Young people take part in Winter Gardens community project
As part of community consultation work around an ambitious project to restore the Winter Gardens, Great Yarmouth Borough Council has been engaging with young people to find out what students would like to see as part of the exciting regeneration scheme.
The Winter Gardens is the last surviving Victorian glass house in the country and, in 2021, was one of five transformational projects across the country to be awarded a Heritage Horizon Award from the National Lottery Heritage Fund.
The award will see the iron and glass structure restored to its former glory as a people's palace on the town's seafront. Complete with beautiful gardens, galleries and café areas it will offer both entertainment and education, breathing new life into the area.
Rachel Daniel, the council's Winter Gardens partnership and engagement co-ordinator - along with Time and Tide Museum's youth engagement officer, Tricia Hall - recently took part in a Green Week event at Great Yarmouth's East Norfolk Sixth Form College.
Working with Great Yarmouth community organisation Creative Collisions, the pair spent the day talking to students about the environmental features of the project, covering everything from planting ideas to sustainability solutions.
The students contributed their ideas and highlighted features that were most important to them as young people living and studying on the east coast.
The following week, Rachel and Tricia were joined by students from the town's East Coast College for another session.
Photography students at the college are working on a Winter Gardens project and spent the afternoon learning about the history of the building and capturing images of the site as part of their coursework.
Rachel said: ''It was lovely to work with the young people and get their thoughts and ideas about the future of this iconic Great Yarmouth Landmark.
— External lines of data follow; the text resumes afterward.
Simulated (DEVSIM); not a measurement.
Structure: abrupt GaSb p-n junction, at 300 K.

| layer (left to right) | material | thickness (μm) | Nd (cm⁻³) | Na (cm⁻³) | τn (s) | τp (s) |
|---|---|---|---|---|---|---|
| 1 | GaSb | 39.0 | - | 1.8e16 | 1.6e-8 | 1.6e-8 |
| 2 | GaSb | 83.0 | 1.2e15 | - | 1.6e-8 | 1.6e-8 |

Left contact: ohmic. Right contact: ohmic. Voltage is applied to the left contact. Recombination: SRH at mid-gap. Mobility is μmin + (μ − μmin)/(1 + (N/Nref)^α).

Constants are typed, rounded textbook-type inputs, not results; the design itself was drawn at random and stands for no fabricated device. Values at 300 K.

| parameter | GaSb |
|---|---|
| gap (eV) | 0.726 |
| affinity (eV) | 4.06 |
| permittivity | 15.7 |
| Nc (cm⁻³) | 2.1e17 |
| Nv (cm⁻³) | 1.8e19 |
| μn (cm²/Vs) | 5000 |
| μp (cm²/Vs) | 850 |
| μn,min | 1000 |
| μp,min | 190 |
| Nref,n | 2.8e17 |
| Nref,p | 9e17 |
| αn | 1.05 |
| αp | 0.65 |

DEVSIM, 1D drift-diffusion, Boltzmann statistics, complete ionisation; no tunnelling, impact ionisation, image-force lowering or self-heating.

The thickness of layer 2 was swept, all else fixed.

''These students have grown up with the Winter Gardens and were all enthused to see how new life can be breathed into it with such an exciting project. They had some brilliant ideas and we will continue to work with the community and seek their ideas and input as the work progresses.
''We are grateful to National Lottery players and The National Lottery Heritage Fund for making this project possible.''
Some of the pictures the students took will go on to form part of the council's consultation process and will be used to illustrate what young people would like the building to look like.
Robyn Llewellyn, Director, England, Midlands and East at The National Lottery Heritage Fund, said: "It's wonderful to see the team is working with young people on the environmental sustainability of this project. Engaging young people is vital in securing the future of our heritage and it is thanks to National Lottery players that we are able to support important projects such as this one, ensuring heritage projects represent and reflect local voices from the community and that their ideas are heard across the heritage landscape."
The project is currently in its development phase and Great Yarmouth Borough Council is working with a project team, local partners and communities to develop plans for the Winter Garden's conservation, design, business model and activities.
Pending approval from the National Lottery Heritage Fund, the project is due to be completed in 2026.